HIST 212: Experiential Learning in Historical Practice
This word cloud was generated by our HIST 212 Winter 2021 interns while reflecting on the skills they gained throughout their internship experience. To learn more about our internship opportunities, check out the HIST 212: Experiential Learning in Historical Practice Blog. Each blog post is written by a HIST 212 student and showcases their research and project-based learning while participating in the Department of History's internship program.

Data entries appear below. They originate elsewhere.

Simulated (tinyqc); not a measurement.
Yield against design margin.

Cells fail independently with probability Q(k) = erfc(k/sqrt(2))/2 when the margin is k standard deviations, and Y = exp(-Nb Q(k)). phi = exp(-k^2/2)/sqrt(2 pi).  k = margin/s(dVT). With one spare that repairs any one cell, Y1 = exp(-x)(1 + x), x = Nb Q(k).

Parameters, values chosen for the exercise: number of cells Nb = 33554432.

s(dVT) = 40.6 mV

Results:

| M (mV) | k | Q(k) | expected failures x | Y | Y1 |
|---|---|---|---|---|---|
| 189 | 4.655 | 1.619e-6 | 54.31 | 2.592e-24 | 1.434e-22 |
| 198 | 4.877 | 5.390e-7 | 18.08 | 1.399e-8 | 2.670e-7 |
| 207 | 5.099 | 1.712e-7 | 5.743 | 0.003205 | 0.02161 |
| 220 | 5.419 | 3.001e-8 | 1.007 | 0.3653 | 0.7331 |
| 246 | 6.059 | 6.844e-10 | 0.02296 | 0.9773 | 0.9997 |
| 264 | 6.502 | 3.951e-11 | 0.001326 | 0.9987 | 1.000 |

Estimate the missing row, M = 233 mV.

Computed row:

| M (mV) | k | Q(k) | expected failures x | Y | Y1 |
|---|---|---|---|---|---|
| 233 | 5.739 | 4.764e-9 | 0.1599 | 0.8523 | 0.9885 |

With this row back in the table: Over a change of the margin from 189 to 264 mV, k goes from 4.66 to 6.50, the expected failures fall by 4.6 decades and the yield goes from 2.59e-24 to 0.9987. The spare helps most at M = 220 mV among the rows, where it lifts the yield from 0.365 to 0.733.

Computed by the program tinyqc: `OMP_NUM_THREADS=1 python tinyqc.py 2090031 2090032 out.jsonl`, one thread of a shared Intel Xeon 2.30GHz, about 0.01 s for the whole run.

“I have been fortunate to have this opportunity that will leave me with so many valuable skills for my history degree and future endeavours.” - Sarah Lewis, HIST 212 Intern, The Queen’s Quarterly
“When I became a history major, one of the first things I wanted to tell people was: history isn’t just about facts. It’s also stories, real stories about real places you live in now, and there’s a whole treasure trove of them.” Shelley Yu, HIST 212 Intern, Beyond Classrooms Kingston.
Summer 2021 Placements
Summer placements will be posted on May 15th and applications are due May 30th.
Note: We also accept HIST 212 applications where the student has arranged their own placement with a sponsoring organization. This organization does not have to be in Kingston and can be either a remote or in person assignment. If you have a placement in mind, or if you have secured a placement independently, please contact Jenn Lucas to determine whether the arrangement would qualify as a History 212 Internship.
Fall 2021 Internships: A list of available Fall 2021 internships will be available to students in August 2021.
How to Apply
Submit the following to firstname.lastname@example.org (cc email@example.com) by May 30th, 2021 to be considered for a summer term internship. Put “HIST 212 Internship Application” in the subject line.
- A one-page cover letter that highlights any special skills or experience you believe would make you a good candidate for the position. Please include your student number and a list of internships you would be willing to accept (in order of preference).
- A resume (Queen's Career Service offers helpful tips for cover letter and resume writing) (1-2 pages)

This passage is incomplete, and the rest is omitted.